The city annexes rural areas, complains about the farm animals, and passes restrictions:

City talks over laws
Council member proposes new rule on farm animals
By Bertrand M. Gutierrez
JOURNAL REPORTER
Tuesday, October 4, 2005

The odor of manure wafting in the summer air and roosters crowing in the morning just don't come to mind when some Winston-Salem residents think of city living.

Prompted by complaints from residents about farm animals, especially chickens and pigeons, the Winston-Salem City Council yesterday discussed tightening regulations on keeping such animals.

Fred Terry, the council member representing the Southeast Ward, asked for changes in the city code to keep the animals - and the neighbors who keep them - in line.

Farm animals are running amok, Terry said, and Forsyth County animal-control officers are not doing enough to enforce rules that already exist. Other council members, however, said that the city should work with residents who own farm animals. After all, some of them were annexed by the city of Winston-Salem.

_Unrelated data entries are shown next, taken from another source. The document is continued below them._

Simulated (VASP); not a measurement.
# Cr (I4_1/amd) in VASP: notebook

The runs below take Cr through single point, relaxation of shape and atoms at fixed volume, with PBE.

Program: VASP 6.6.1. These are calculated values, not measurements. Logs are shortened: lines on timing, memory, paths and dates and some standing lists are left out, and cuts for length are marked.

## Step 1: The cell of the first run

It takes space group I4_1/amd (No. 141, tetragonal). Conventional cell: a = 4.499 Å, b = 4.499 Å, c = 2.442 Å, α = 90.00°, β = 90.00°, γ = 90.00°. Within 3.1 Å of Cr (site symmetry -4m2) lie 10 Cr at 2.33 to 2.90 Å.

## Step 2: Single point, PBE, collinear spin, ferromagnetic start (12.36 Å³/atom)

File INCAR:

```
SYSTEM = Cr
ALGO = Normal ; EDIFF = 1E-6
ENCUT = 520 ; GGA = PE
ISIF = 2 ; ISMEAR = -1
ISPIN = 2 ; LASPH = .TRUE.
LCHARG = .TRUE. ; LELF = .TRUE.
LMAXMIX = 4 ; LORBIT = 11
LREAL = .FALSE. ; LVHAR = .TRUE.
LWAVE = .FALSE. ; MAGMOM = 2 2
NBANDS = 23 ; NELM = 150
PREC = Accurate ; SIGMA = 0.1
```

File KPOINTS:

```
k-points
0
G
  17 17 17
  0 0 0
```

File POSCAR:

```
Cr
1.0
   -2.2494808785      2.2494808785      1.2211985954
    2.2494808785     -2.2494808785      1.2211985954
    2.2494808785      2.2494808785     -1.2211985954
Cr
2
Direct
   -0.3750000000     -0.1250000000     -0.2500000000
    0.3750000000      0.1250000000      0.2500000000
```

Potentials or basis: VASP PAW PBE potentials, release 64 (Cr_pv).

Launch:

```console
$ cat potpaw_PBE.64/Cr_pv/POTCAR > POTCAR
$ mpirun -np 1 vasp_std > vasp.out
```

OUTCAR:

New laws proposed yesterday would forbid chickens, pigeons and other fowl to be housed or sheltered within 150 feet of an adjacent property, and adequate fencing or shelter would be mandated. The 150-feet rule already exists for such other farm animals as horses, mules, donkeys, goats, sheep and cattle.

Vicky Smith, who lives in southern Winston-Salem, has goats. During the comment period of the meeting, she told the council that she has been ordered to get her goats 150 feet away from the property line.

The only problem is, she doesn't have that much land. Now, Smith can't understand why she has to give up her goats.

"You have to realize, I have dogs bigger than these goats," she said.

But if you're going to have farm animals in the city, you should be considerate of your neighbors, Terry said before the meeting.

The proposed ordinance is not meant to outlaw farm animals.

It's just supposed to add some distance between them and their neighbors, he said. Council members Joycelyn Johnson (East Ward) and Vivian Burke (Northeast Ward) backed Terry, but others balked at the proposed ordinance.

Robert Clark, the council member representing the West Ward, said that it would favor property owners with big tracts of land.

Council Member Nelson Malloy, representing the North Ward, asked if the 150-feet rule could be changed to make the distance shorter.

Meanwhile, Council Member Vernon Robinson, who represents the South Ward, said that the ordinance was overkill.

Odors and fecal waste from animals prompt more than 100 complaints a year, a senior code-enforcement official said after the meeting. In 2004, the housing-services department got 133 complaints about animals. Since 2001, it has gotten 490 complaints.

The council decided to revisit the issue during its next public meeting in two weeks.

In other action yesterday, regulations governing neighborhood preservation were fine-tuned.

And, separately, the council approved a rezoning request by Salem Academy and College that allows for expansion.

Specific plans for the college's expansion have not been drafted, but the general push is to develop a two-acre area south of Stadium Drive for a mix of uses "supporting an educational-village concept," according to the rezoning request.